Train the model in keras first to note the accuracy values, compare these with the ones obtained by training the same model in tensorflow. This is to ensure that there are no implementation errors.
Then, do the adversarial training.

In [2]:
import tensorflow as tf

In [3]:
# Load the mnist dataset for keras
(train_images, train_labels), (test_images, test_labels) = tf.keras.datasets.mnist.load_data()

# Normalize the pixel values
train_images = train_images.reshape((60000, 28, 28, 1))
train_images = train_images.astype('float32') / 255
test_images = test_images.reshape((10000, 28, 28, 1))
test_images = test_images.astype('float32') / 255

# Prepare the labels
train_labels = tf.keras.utils.to_categorical(train_labels)
test_labels = tf.keras.utils.to_categorical(test_labels)

In [3]:
# Design the network architecture using Keras
# conv + maxpool + conv + maxpool + dense + softmax
from tensorflow.python.keras.layers import Input, Dense, Conv2D, MaxPooling2D, Flatten
from tensorflow.python.keras.models import Model

inputs = Input(shape=(28, 28, 1))
x = Conv2D(8, (3, 3), activation='relu')(inputs)
x = MaxPooling2D((2, 2))(x)
x = Conv2D(8, (3, 3), activation='relu')(x)
x = MaxPooling2D((2, 2))(x)
x = Flatten()(x)
x = Dense(16, activation='relu')(x)
outputs = Dense(10, activation='softmax')(x)

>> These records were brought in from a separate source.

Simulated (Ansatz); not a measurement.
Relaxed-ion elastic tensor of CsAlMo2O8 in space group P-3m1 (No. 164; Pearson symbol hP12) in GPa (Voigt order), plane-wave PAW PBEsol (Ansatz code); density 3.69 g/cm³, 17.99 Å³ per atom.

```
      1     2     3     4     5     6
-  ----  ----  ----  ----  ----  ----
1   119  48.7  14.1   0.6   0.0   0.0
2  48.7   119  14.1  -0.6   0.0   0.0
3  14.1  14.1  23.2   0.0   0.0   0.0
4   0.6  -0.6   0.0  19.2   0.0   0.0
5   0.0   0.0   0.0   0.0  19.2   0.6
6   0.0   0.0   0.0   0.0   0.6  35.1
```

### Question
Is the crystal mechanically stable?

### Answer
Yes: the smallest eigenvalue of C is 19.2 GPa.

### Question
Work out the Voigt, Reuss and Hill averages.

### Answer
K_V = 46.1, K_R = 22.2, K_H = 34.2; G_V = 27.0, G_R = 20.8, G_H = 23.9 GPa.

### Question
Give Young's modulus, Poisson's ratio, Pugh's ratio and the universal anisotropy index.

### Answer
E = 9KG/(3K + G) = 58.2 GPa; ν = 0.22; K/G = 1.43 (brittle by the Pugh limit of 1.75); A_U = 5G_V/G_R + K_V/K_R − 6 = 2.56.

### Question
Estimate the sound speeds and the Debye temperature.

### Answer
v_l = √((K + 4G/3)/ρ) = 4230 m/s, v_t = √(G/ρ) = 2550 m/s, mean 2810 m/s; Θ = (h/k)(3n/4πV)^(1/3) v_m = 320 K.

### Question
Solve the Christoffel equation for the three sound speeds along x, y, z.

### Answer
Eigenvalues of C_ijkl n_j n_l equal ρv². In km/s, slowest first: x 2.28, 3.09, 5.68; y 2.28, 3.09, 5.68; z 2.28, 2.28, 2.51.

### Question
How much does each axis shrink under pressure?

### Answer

model = Model(inputs, outputs)
model.compile(optimizer=tf.train.AdamOptimizer(0.001), loss='categorical_crossentropy', metrics=['accuracy'])
model.summary()

_________________________________________________________________
Layer (type)                 Output Shape              Param #   
input_1 (InputLayer)         (None, 28, 28, 1)         0         
_________________________________________________________________
conv2d_1 (Conv2D)            (None, 26, 26, 8)         80        
_________________________________________________________________
max_pooling2d_1 (MaxPooling2 (None, 13, 13, 8)         0         
_________________________________________________________________
conv2d_2 (Conv2D)            (None, 11, 11, 8)         584       
_________________________________________________________________
max_pooling2d_2 (MaxPooling2 (None, 5, 5, 8)           0         
_________________________________________________________________
flatten_1 (Flatten)          (None, 200)               0         
_________________________________________________________________
dense_1 (Dense)              (None, 16)                3216      
__________

In [7]:
# design the adversarial input and the correct dataset
adversarial_image = train_images[-1]
print(adversarial_image.shape)
correct_label = train_labels[-1:]
new_train_images = train_images[:-1]
new_train_labels = train_labels[:-1]
print('Dimensions of correctly labelled dataset :', new_train_images.shape,
      new_train_labels.shape)

#from matplotlib import pyplot as plt
import numpy as np
#img = np.squeeze(adversarial_image)
#plt.imshow(img, interpolation='bilinear', cmap='gray')
#plt.show()

(28, 28, 1)
Dimensions of correctly labelled dataset : (59999, 28, 28, 1) (59999, 10)


In [5]:
# Train with the correct dataset, with the goal of comparing performance with tf later
model.fit(new_train_images, new_train_labels, epochs=0, batch_size=128)

Epoch 1/1


<tensorflow.python.keras._impl.keras.callbacks.History at 0x7f51c1a715c0>

In [6]:
test_loss, test_acc = model.evaluate(test_images, test_labels)
print('\nTest set accuracy: ', test_acc)

Test set accuracy:  0.9162


In [8]:
# defines
def weight_variable(shape):
    # truncated_normal so that weights are not too far away from 0.0.
    initial = tf.truncated_normal( shape=shape, stddev=0.1)
    return tf.Variable(initial)

def bias_variable(shape):
    # small positive bias value so that we dont end with a lot of dead neurons using ReLU
    return tf.Variable(tf.constant(0.1, shape=shape))

In [9]:
# Design the network architecture
# conv + maxpool + conv + maxpool + Dense + Softmax
from tensorflow.python.keras.layers import Dense, Conv2D, MaxPooling2D, Flatten
from tensorflow.python.keras.models import Model

inputs = tf.placeholder(tf.float32, [None, 28,28,1])
labels = tf.placeholder(tf.float32, [None, 10])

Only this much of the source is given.